All students are familiar with the idea of a linear model from learning the equation of a line, which is

$$$Y = mX + b \tag{1.1}$$$

where $$m$$ is the slope of the line and $$b$$ is the $$Y$$-intercept. It is useful to think of equation (1.1) as a function that maps values of $$X$$ to values of $$Y$$. Using this function, if we input some value of $$X$$, we always get the same value of Y as the output.

A linear model is a function, like that in equation (1.1), that is fit to a set of data, often to model a process that generated the data or something like the data. The line in Figure 1.1A is just that, a line, but the line in Figure 1.1B is a model of the data in Figure 1.1B. The basic structure of a linear model is

$$$Y = \beta_0 + \beta_1 X + \varepsilon \tag{1.2}$$$

A linear model has two parts: the “linear predictor” ($$Y = \beta_0 + \beta_1 X$$) and the “error” ($$\varepsilon$$). The linear predictor part looks like the equation for a line except that I’ve used $$\beta_0$$ for the intercept and $$\beta_1$$ for the slope and I’ve put the intercept term first. This re-labeling and re-arrangement make the notation for a linear model more flexible for more complicated linear models. For example $$Y = \beta_0 + \beta_1 X_1 + \beta_2 X_2 + \varepsilon$$ is a model where $$Y$$ is a function of two $$X$$ variables.

As with the equation for a line, the linear predictor part of a linear model is a function that maps a value of $$X$$ to a specific value of $$Y$$. This mapped value is the expected value given a specific input value of $$X$$. This is often written as $$\mathrm{E}[Y|X]$$. The error part of a linear model is a random variable that adds some random value to this expected value. Nothing about the model part of a linear model can predict its value.

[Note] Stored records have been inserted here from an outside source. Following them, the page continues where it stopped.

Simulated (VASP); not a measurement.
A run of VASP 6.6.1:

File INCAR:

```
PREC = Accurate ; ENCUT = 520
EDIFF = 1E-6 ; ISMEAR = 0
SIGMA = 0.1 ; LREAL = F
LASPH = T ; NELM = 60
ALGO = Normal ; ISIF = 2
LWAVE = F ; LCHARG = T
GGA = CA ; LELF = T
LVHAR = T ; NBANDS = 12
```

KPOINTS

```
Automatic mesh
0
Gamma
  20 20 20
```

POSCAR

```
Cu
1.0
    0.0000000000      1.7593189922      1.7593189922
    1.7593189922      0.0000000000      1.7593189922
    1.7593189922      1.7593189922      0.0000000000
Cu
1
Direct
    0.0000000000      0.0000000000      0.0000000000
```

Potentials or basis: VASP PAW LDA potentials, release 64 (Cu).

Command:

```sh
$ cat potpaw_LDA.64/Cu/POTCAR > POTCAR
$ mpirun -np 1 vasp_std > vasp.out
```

The inputs to a linear model (the $$X$$ variables) have many names including “independent variables,” “predictor variables,”, “explanatory variables,” “treatment variables,” and “covariates”. The output of a linear model (the $$Y$$ variable or variables if the model is multivariate) is the “dependent variable,” “response,” or “outcome.” The $$\beta$$ in the linear model are model parameters There can be additional parameters in more sophisticated models. The coefficients of the $$X$$ in a linear model ($$\beta_1$$ in model (1.2)) are often called “the effects” (so $$\beta_1$$ is the effect of $$X_1$$).

Although a linear model is a model of a data-generating process, linear models are not typically used to actually generate any data. Instead, when we use a linear model to understand something about a real dataset, we think of our data as one realization of a process that generates data like ours. A linear model is a model of that process. That said, it is incredibly useful to use linear models to create fake datasets for at least two reasons: to probe our understanding of statistical modeling generally and, more specifically, to check that a model actually creates data like that in the real dataset that we are analyzing.

### 1.1.1 Linear models are used for prediction, explanation, and description

Researchers typically use linear models to understand relationships between one or more $$Y$$ variables and one or more $$X$$ variables. These relationships include

1. Descriptive modeling. Sometimes a researcher merely wants to describe the relationship between $$Y$$ and a set of $$X$$ variables, perhaps to discover patterns. For example, the arrival of a spring migrant bird ($$Y$$) as a function of sex ($$X_1$$) and age ($$X_2$$) might show that males and younger individuals arrive earlier. Importantly, if another $$X$$ variable is added to the model (or one dropped), the coefficients, and therefore, the precise description, will change. That is, the interpretation of a coefficient as a descriptor is conditional on the other covariates ($$X$$ variables) in the model. In a descriptive model, there is no implication of causal effects and the goal is not prediction. Nevertheless, it is very hard for humans to discuss a descriptive model without using causal language, which probably means that it is hard for us to think of these models as mere description. Like natural history, descriptive models are useful as patterns in want of an explanation, using more explicit causal models including experiments.

2. Predictive modeling. Predictive modeling is very common in applied research. For example, fisheries researchers might model the relationship between population density and habitat variables to predict which subset of ponds in a region are most suitable for brook trout (Salvelinus fontinalis) reintroduction. The goal is to build a model with minimal prediction error, which is the error between predicted and actual values for a future sample. In predictive modeling, the $$X$$ (“predictor”) variables are largely instrumental – how these are related to $$Y$$ is not a goal of the modeling, although sometimes an investigator may be interested in the relative importance among the $$X$$ for predicting $$Y$$ (for example, collecting the data may be time consuming, or expensive, or enviromentally destructive, so know which subset of $$X$$ are most important for predicting $$Y$$ is a useful strategy).

3. Explanatory (causal) modeling. Very often, researchers are explicitly interested in how the $$X$$ variables are causally related to $$Y$$. The fisheries researchers that want to reintroduce trout may want to develop and manage a set of ponds to maintain healthy trout populations. This active management requires intervention to change habitat traits in a direction, and with a magnitude, to cause the desired response. This model is predictive – a specific change in $$X$$ predicts a specific response in $$Y$$ – because the coefficients of the model provide knowledge on how the system functions – how changes in the inputs cause change in the output. Causal interpretation of model coefficients requires a set of strong assumptions about the $$X$$ variables in the model. These assumptions are typically met in experimental designs but not observational designs.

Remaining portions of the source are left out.